StrainMash

What does it do?

StrainMash uses the MinHash algorithm (as implemented by mash) in order to very quickly find which RefSeq type strain an assembly is closest to. This can be very useful if you aren't entirely sure what species it is that you've actually sequnced.

How do I use it?

Subject

In the Subject field, put StrainMash. Spelling counts, but case sensitivity doesn't.

Description

All you need to put in the description is a list of SEQIDs you want to analyze, one per line.

Example

For an example StrainMash, see issue 12860.

Interpreting Results

StrainMash will upload a zip file once it finishes. This contains a folder called output, which will have a text file for each SEQID entered showing results.
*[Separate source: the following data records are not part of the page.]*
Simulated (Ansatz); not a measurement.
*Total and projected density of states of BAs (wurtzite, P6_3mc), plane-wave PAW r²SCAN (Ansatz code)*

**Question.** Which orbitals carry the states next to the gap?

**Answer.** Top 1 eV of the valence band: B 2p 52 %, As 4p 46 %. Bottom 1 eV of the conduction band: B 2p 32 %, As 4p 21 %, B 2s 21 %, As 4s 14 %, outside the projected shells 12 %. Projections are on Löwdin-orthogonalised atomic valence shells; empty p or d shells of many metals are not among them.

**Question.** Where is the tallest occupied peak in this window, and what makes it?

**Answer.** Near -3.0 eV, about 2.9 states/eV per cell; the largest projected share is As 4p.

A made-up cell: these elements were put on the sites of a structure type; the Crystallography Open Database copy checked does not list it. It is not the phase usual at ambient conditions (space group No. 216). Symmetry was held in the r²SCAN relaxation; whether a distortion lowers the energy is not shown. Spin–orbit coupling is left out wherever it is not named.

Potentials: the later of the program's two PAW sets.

These text files have 6 columns:

MashDistance: Represents roughly how close the query sequence is the the reference strain. 1 is a perfect match, 0 is no similarity. To say that something very closely matches a reference strain, this number should be at least 0.98
NumMatchingHashes: Another measure of how close the query sequence is to the reference strain. 1000/1000 is a perfect match, 0 is no similarity. Number needs to be fairly high (>850) for close matches to reference.
MedianMultiplicity: Can mostly be ignored. Should always be 1.
Pvalue: An attempt to assign significance to the hit. Should be zero for anything that very closely matches a reference strain.
ReferenceStrain: The NCBI Accession for the reference strain.
Organism: The name of the organism that is the reference strain.

How long does it take?

StrainMash should take about 30 seconds to 1 minute to analyze each sample you send to it.

What can go wrong?

1) Requested SEQIDs are not available. If we can't find some of the SEQIDs that you request, you will get a warning message informing you of it.